[v5,1/5] Improve must tail in RTL backend

Message ID	20240505181458.2903045-1-ak@linux.intel.com
State	New
Headers	show Return-Path: <gcc-patches-bounces+incoming=patchwork.ozlabs.org@gcc.gnu.org> DMARC-Filter: OpenDMARC Filter v1.4.2 sourceware.org 1C1E23858D28 From: Andi Kleen <ak@linux.intel.com> To: gcc-patches@gcc.gnu.org Cc: nathan@acm.org, josmyers@redhat.com, richard.sandiford@arm.com, jason@redhat.com, Andi Kleen <ak@linux.intel.com> Subject: [PATCH v5 1/5] Improve must tail in RTL backend Date: Sun, 5 May 2024 11:14:54 -0700 Message-ID: <20240505181458.2903045-1-ak@linux.intel.com> MIME-Version: 1.0 Content-Transfer-Encoding: 8bit Precedence: list Errors-To: gcc-patches-bounces+incoming=patchwork.ozlabs.org@gcc.gnu.org
Series	[v5,1/5] Improve must tail in RTL backend \| expand [v5,1/5] Improve must tail in RTL backend [v5,2/5] C++: Support clang compatible [[musttail]] (PR83324) [v5,3/5] C: Implement musttail attribute for returns [v5,4/5] Add tests for C/C++ musttail attributes [v5,5/5] Add documentation for musttail attribute

Andi Kleen May 5, 2024, 6:14 p.m. UTC

- Give error messages for all causes of non sibling call generation
- Don't override choices of other non sibling call checks with
must tail. This causes ICEs. The must tail attribute now only
overrides flag_optimize_sibling_calls locally.
- Error out when tree-tailcall failed to mark a must-tail call
sibcall. In this case it doesn't know the true reason and only gives
a vague message (this could be improved, but it's already useful without
that) tree-tailcall usually fails without optimization, so must
adjust the existing must-tail plugin test to specify -O2.

	PR83324

gcc/ChangeLog:

	* calls.cc (expand_call): Fix mustcall implementation.

gcc/testsuite/ChangeLog:

	* gcc.dg/plugin/must-tail-call-1.c: Adjust.
---
 gcc/calls.cc                                  | 30 ++++++++++++-------
 .../gcc.dg/plugin/must-tail-call-1.c          |  1 +
 2 files changed, 21 insertions(+), 10 deletions(-)

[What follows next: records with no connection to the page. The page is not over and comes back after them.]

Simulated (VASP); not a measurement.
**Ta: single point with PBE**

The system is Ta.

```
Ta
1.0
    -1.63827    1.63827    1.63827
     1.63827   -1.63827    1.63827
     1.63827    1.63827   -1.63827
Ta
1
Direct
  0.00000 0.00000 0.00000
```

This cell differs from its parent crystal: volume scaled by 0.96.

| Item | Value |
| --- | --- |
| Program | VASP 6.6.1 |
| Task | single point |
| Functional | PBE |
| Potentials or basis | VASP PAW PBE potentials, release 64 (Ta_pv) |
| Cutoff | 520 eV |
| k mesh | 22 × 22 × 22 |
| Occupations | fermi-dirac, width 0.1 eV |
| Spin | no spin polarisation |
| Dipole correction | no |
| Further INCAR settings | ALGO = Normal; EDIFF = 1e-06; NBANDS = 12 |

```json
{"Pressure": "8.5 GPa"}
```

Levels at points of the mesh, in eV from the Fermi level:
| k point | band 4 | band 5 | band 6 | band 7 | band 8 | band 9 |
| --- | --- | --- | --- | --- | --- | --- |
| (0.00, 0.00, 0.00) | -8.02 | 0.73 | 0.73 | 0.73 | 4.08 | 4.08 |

Richard Biener May 14, 2024, 2:15 p.m. UTC | #1

On Sun, May 5, 2024 at 8:16 PM Andi Kleen <ak@linux.intel.com> wrote:
>
> - Give error messages for all causes of non sibling call generation
> - Don't override choices of other non sibling call checks with
> must tail. This causes ICEs. The must tail attribute now only
> overrides flag_optimize_sibling_calls locally.
> - Error out when tree-tailcall failed to mark a must-tail call
> sibcall. In this case it doesn't know the true reason and only gives
> a vague message (this could be improved, but it's already useful without
> that) tree-tailcall usually fails without optimization, so must
> adjust the existing must-tail plugin test to specify -O2.
>
>         PR83324
>
> gcc/ChangeLog:
>
>         * calls.cc (expand_call): Fix mustcall implementation.
>
> gcc/testsuite/ChangeLog:
>
>         * gcc.dg/plugin/must-tail-call-1.c: Adjust.
> ---
>  gcc/calls.cc                                  | 30 ++++++++++++-------
>  .../gcc.dg/plugin/must-tail-call-1.c          |  1 +
>  2 files changed, 21 insertions(+), 10 deletions(-)
>
> diff --git a/gcc/calls.cc b/gcc/calls.cc
> index 21d78f9779fe..a6b8ee44cc29 100644
> --- a/gcc/calls.cc
> +++ b/gcc/calls.cc
> @@ -2650,7 +2650,9 @@ expand_call (tree exp, rtx target, int ignore)
>    /* The type of the function being called.  */
>    tree fntype;
>    bool try_tail_call = CALL_EXPR_TAILCALL (exp);
> -  bool must_tail_call = CALL_EXPR_MUST_TAIL_CALL (exp);
> +  /* tree-tailcall decided not to do tail calls. Error for the musttail case.  */
> +  if (!try_tail_call)
> +      maybe_complain_about_tail_call (exp, "other reasons");
>    int pass;
>
>    /* Register in which non-BLKmode value will be returned,
> @@ -3022,10 +3024,22 @@ expand_call (tree exp, rtx target, int ignore)
>       pushed these optimizations into -O2.  Don't try if we're already
>       expanding a call, as that means we're an argument.  Don't try if
>       there's cleanups, as we know there's code to follow the call.  */
> -  if (currently_expanding_call++ != 0
> -      || (!flag_optimize_sibling_calls && !CALL_FROM_THUNK_P (exp))
> -      || args_size.var
> -      || dbg_cnt (tail_call) == false)
> +  if (currently_expanding_call++ != 0)
> +    {
> +      maybe_complain_about_tail_call (exp, "inside another call");
> +      try_tail_call = 0;
> +    }
> +  if (!flag_optimize_sibling_calls
> +       && !CALL_FROM_THUNK_P (exp)
> +       && !CALL_EXPR_MUST_TAIL_CALL (exp))
> +    try_tail_call = 0;
> +  if (args_size.var)

If we are both inside another call and run into this we give two errors,
but I guess that's OK ...

> +    {
> +      /* ??? correct message?  */
> +      maybe_complain_about_tail_call (exp, "stack space needed");

args_size.var != NULL_TREE means the argument size is not constant.
I'm quite sure this is an overly conservative check.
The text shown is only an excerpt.